North Korea asks US for direct negotiations, without China’s involvement

Posted on : 2017-06-26 16:12 KST Modified on : 2017-06-26 16:12 KST
Japanese media reports that for Otto Warmbier’s release, Pyongyang had asked for visit by former US president
A North Korean ballistic missile launch (Yonhap News)
A North Korean ballistic missile launch (Yonhap News)

North Korea demanded that the US take part in direct nuclear negotiations without Chinese participation, Japan’s Asahi Shimbun newspaper reported.

In a June 24 report, the newspaper quoted former Robert Gallucci, a former US State Department special envoy on the North Korean nuclear issue, and Leon Sigal, director of the Northeast Asia Cooperative Security Project at the Social Science Research Council, as saying Pyongyang had communicated this demand. Gallucci and Sigal, who held nuclear and missile discussions with North Korean Vice Foreign Minister Han Song-ryol in Kuala Lumpur last October, said North Korea had relayed its intent to negotiate directly with the US to the Trump administration by way of the State Department.
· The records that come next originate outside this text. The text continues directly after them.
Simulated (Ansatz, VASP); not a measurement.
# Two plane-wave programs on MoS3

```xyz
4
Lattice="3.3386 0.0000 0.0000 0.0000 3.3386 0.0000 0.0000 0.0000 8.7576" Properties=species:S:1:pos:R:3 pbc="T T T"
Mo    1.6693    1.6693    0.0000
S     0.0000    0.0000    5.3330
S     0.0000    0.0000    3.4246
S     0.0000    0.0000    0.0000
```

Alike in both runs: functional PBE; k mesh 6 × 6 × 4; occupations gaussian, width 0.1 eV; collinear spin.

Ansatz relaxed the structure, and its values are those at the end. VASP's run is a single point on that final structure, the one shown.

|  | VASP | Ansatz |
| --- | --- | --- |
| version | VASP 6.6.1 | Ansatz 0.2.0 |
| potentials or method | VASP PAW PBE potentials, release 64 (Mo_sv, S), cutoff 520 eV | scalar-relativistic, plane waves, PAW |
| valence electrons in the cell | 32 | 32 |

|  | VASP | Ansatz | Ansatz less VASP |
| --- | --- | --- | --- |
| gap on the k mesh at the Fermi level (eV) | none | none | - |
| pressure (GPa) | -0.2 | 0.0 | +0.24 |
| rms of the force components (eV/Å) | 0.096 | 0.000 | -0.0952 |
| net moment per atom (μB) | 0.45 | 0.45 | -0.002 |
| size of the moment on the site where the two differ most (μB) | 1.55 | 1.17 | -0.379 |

According to Gallucci and Sigal, the North Korean participants in the Kuala Lumpur discussions, last October, that Kim Jong-un was “nervous about the US’s approach of relying on China to resolve the issue.” The North Koreans also reportedly criticized the US for trying to use the influence of China, which accounts for 90% of North Korea’s external trade, to resolve the issue. Instead, North Korea demanded to have “direct negotiations with the US without involving China.”

Gallucci was quoted by the newspaper as saying North Korea “appeared to want to improve relations with the US to reduce its dependence on China,” adding that North Korea may still hold a similar position now.

But Gallucci and Sigal also reported that North Korea expressed reluctance to negotiate with the Barack Obama administration at the time. Voicing strong displeasure with the Obama administration’s “strategic patience” approach of refusing to agree to dialogue before any concrete denuclearization measures took place, North Korea signaled its intent to have dialogue with the next administration after Obama, regardless of whether Trump or Hillary Clinton was elected.

When Gallucci and Sigal demanded that North Korea not conduct any nuclear tests if it planned to hold discussions with the new administration, North Korea replied that it cannot abandon nuclear weapons because it had “no other means of guaranteeing our [regime].” Ultimately, the two sides failed to find common ground in their discussions.

Meanwhile, the Mainichi Shimbun newspaper reported that North Korea originally demanded Washington send a former US President as a special envoy in the case of Otto Warmbier, an American student who recently died after detention in North Korea.

The newspaper quoted an anonymous North Korea source as saying North Korea had communicated a message to the US in May telling it the issue of four US detainees “could be resolved if President Trump sends a special envoy with presidential experience.”

According to the newspaper, Pyongyang conveyed its demand through its New York channel with its UN mission in May and in contacts with the US by Choe Son-hui, head of the North Korean Foreign Ministry’s US affairs bureau. While it did not specify which former President, it appeared to be thinking of George W. Bush, who is a Republican like Trump, the newspaper said. Former President Bill Clinton was sent as a special envoy when North Korea released two American journalists in 2009.

But North Korea ultimately released Warmbier after Trump rejected the demand to send a former President and sent State Department Special Representative for North Korea Policy Joseph Yun to North Korea instead, the newspaper reported.